The book discusses important questions beyond returns to schooling. It discusses racism in mortgage lending. It discusses gender bias in labor market earnings. It discusses increasing the federal minimum wage. It discusses the effect of guns on crime. It even discusses punting on fourth down. I hope the book points you to new questions and new data to answer existing questions.

The book does not recommend policies. The government economist and founding Director of the Congressional Budget Office, Alice Rivlin, argued that it is extremely important to provide policy makers with objective analysis. In a memo to staff she said the following.⁵

We are not to be advocates. As private citizens, we are entitled to our own views on the issues of the day, but as members of CBO, we are not to make recommendations, or characterize, even by implication, particular policy questions as good or bad, wise or unwise.

Economists in government, the private sector and the academy work on important policy questions. I believe that economists are most effective when they do not advocate for policy positions, but present objective analysis of the economics and the data. I hope that this book presents objective analysis of interesting policy questions and you have no idea whether I think particular policy positions are good or bad, wise or unwise.⁶

The Outline

The book’s twelve chapters are broken into three parts based on the main approach to identification. The first part presents methods that rely on the existence of an experiment. This part includes chapters covering ordinary least squares (OLS), instrumental variables (IV), randomized controlled trials (RCTs) and Manski bounds. The second part presents methods that rely on economic theory to identify parameters of interest. This is often referred to as a structural approach. These chapters discuss demand models and discrete estimators such as logits and probits, censored and selection models, non-parametric auction models and generalized method of moments (GMM). The third part presents methods that rely on the existence of repeated measurement in the data. These methods include difference in difference, fixed effects, synthetic controls and factor models.

Experiments

The first four chapters rely on experiments, broadly construed, to identify the causal effects of policies.

Chapter 1 introduces the work-horse algorithm of economics, ordinary least squares (OLS). This model is simple and quick to estimate and often produces reasonable results. The chapter illustrates how the model is able to disentangle the effects on the outcome of interest. OLS relies on strong assumptions. In particular, the model assumes that the policy variable of interest affects the outcome independently of any unobserved term.

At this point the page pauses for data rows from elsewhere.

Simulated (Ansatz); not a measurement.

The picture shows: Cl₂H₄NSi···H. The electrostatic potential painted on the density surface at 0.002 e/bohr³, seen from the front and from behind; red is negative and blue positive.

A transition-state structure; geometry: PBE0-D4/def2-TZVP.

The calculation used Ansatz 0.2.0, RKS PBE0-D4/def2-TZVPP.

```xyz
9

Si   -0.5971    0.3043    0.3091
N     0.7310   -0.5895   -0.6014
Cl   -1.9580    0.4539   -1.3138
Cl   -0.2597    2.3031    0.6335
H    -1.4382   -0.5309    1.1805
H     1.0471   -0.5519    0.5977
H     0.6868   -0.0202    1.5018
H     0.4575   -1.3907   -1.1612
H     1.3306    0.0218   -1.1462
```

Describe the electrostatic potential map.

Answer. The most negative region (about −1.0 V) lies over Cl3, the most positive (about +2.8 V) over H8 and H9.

Chapter 2 considers how additional observed characteristics improve our estimates. It shows when adding more control variables improves the estimation and when it produces garbage. The chapter discusses the problem of multicollinearity. It discusses an alternative to the standard approach based on the work of Judea Pearl. The chapter replicates the OLS model used in Card (1995) to estimate returns to schooling. The chapter uses a DAG and Pearl’s approach to help determine whether there exists evidence of systematic racism in mortgage lending.

Chapter 3 introduces the instrumental variables model. This model allows the independence assumption to be weakened. The model allows the policy variable to be affected by unobserved characteristics that also determine the outcome. The chapter presents IV estimates of returns to schooling by replicating Card (1995). DAGs are used to illustrate and test the assumptions. The Local Average Treatment Effect (LATE) is proposed as an estimator when the researcher is unwilling to assume the treatment effects each person identically.

Chapter 4 considers formal experiments. The ideal randomized controlled trial allows the researcher to estimate the average effect of the policy variable. It also allows the researcher to bound the distribution of effects using Kolmogorov bounds. The method is used to bound the effect of commitment savings devices on increasing or decreasing savings. The chapter presents Manski’s natural bounds and discusses inference when the data does not come from ideal randomized controlled trials. It considers the problem of estimating the causal effect of guns on crime using variations in state gun laws.

Structural Estimation

The first four chapters consider questions and issues relevant to economics, but describe standard estimation methods. Chapters 5 to 9 use economic theory directly in the estimation methods.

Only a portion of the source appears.